Friday, July 8, 2005

Deja vu-hahhahhahaha!!!!

An email I just received via my resume on Monster.com:

Dear,

I've recently obtained your resume from the Monster Board and I was very pleased when I read it. I believe that you possess many of the skills and qualities that are consistent with some of our most successful Financial Services Representatives here at MetLife.

I am seeking to expand our Agency and I would like to share information with you regarding a career opportunity in the Financial Services industry that you may find quite interesting. We can offer...

- A sales training program - one of the best in the industry today, with financial support during your initial stages of development.

- An attractive compensation plan that rewards salespeople who consistently produce substantial amounts of high-quality business.

- An extensive benefit program that currently includes a healthcare package, disability income coverage, life insurance, a savings and investment plan and retirement benefits.

Please contact me by e-mail a*****@METLIFE.COM so that we can arrange a mutually convenient time to meet each other to discuss this career opportunity further.

Sincerely,

A**** G****
Agency Director
Bridge Financial Group
212-946-####
One Penn Plaza
4th Floor
New York, NY 10019

MetLife is an equal opportunity employer.
Metropolitan Life Insurance Company, New York, NY 10010
L0107HJZ4(exp0706)MLIC-LD
Bad enough it's a half-assed form letter that didn't even fill in my name, but they obviously didn't really read my resume or they would have seen that I've already been down this road with American Express Financial Advisors and either referred to that or not bothered contacting me. I figured after AEFA's similar approach to recruiting - resume bank searches for people with marketing backgrounds - had failed so miserably, no one else would be doing it, but it's the third such email I've received in the past six months, all from different companies.
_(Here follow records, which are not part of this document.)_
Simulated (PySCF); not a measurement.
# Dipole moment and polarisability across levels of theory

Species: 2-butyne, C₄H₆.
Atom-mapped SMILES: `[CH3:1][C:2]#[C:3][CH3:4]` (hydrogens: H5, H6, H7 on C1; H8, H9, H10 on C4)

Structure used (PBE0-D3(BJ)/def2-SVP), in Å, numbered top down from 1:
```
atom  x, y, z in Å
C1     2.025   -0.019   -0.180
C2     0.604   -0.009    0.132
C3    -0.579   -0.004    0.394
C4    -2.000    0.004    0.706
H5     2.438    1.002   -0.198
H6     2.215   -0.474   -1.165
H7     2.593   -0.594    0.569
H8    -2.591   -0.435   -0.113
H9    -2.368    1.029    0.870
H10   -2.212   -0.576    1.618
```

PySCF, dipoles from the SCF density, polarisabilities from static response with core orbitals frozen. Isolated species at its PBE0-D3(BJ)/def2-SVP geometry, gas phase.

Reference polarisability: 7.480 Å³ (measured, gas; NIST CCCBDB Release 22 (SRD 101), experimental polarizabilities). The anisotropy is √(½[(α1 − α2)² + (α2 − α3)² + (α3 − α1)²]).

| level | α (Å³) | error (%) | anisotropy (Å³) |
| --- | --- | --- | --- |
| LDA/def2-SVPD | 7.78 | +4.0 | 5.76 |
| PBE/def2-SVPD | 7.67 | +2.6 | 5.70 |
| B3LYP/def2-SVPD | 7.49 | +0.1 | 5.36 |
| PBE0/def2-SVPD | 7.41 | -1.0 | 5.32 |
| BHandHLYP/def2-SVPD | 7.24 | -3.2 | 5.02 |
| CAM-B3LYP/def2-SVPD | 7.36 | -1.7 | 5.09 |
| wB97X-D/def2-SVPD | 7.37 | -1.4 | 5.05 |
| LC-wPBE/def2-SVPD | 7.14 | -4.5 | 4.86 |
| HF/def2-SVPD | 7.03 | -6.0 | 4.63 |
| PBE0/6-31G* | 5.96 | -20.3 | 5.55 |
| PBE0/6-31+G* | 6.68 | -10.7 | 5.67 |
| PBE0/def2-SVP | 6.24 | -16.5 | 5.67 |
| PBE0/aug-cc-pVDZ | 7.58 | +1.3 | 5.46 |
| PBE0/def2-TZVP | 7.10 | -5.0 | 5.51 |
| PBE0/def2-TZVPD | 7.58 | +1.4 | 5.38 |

Interestingly, AMEX recently announced first that they were spinning off AEFA, and then that they were dropping "American Express" from its name, rebranding it as Ameriprise Financial. Considering one of their biggest selling points to prospective advisers and clients was the American Express brand, that's a potentially crippling move for their current advisers and their recruiting efforts, not to mention existing clients who were wooed by being under the AMEX umbrella.

If you work with an AEFA financial adviser, you better grill them about their personal next step because the likely exodus this will cause could leave you high and dry, shuffled off to some low-rung schlub no other company wants to poach. Conversely, if you're a valuable client, you may get pitched to move your assets to whatever new company your adviser jumps to, a situation that could go either way depending on a lot of fine print they won't be encouraging you to read.

I hate the financial services industry!